Howard recommended Groves to test the sincerity of Dorman’s expression of willingness to confront him at Bristol. Groves followed the advice, but without avail. Dorman informed him that the grounds on which his reception at the Tottenham meeting were objected to were “entirely of a public nature connected with Bethesda, and not in any way personal”; and reserved any further answer until a meeting could be held for the general investigation of the Bethesda question. Groves naturally directed Dorman’s attention to the distinctly personal objections that had been alleged in the letter of excommunication addressed to Howard. “The attempt,” Groves now writes, “to mix up your accusations against me, and the consideration of them, with the case at Bethesda, so as not to give me a hearing, till after that complicated question has been heard and decided on, I cannot but consider calculated to throw a doubt over the sincerity of your professed wish to have everything clear, by annexing an impossible condition to it.”

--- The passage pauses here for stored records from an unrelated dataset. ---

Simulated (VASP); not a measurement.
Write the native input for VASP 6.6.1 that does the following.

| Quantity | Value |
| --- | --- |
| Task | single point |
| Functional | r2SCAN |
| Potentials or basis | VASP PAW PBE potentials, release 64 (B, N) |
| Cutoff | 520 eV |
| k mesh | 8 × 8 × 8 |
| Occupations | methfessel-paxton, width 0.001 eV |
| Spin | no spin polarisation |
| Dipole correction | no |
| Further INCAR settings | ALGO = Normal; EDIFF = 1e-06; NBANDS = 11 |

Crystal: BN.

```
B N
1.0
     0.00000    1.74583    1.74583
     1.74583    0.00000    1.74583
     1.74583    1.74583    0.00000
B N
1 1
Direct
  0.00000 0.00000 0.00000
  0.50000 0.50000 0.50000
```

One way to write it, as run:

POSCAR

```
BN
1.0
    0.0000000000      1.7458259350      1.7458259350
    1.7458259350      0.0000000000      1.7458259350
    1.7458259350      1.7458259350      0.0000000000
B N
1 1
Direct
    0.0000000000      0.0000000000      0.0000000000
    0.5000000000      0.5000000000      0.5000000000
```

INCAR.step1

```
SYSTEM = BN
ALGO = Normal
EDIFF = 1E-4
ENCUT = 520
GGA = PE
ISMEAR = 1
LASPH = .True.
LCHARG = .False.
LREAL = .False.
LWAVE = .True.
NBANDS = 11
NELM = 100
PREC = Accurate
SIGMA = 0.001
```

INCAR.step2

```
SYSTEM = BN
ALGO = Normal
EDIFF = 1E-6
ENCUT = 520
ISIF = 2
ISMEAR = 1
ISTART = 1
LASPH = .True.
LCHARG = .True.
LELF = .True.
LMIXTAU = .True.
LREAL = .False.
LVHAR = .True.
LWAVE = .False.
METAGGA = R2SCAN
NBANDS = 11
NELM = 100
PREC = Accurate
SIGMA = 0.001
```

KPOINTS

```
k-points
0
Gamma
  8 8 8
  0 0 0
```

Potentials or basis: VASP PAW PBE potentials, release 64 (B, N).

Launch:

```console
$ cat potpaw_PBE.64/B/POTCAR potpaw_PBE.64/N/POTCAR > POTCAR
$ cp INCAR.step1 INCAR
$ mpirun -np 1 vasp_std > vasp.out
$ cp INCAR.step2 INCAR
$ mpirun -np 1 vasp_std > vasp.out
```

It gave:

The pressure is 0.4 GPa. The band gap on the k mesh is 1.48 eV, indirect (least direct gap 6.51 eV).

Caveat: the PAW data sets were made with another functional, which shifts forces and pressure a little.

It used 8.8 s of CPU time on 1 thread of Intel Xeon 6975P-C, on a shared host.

The closing paragraph is another proof of a curious sagacity in Groves, notwithstanding the somewhat dreamy and enthusiastic turn of his mind. “The time will come when, if you refuse, you will experience the truth of this. ‘As you render unto others, so it will be rendered unto you.’” The prediction found a striking, if not a perfectly literal fulfilment. From 1846 onward we have seen Dorman the relentless minister of Darby’s despotism. Within twenty years from that date he had fallen himself before the same ruthless stroke. A fate, kindly cruel, gave him the opportunity of redeeming his fame, and well he availed himself of it.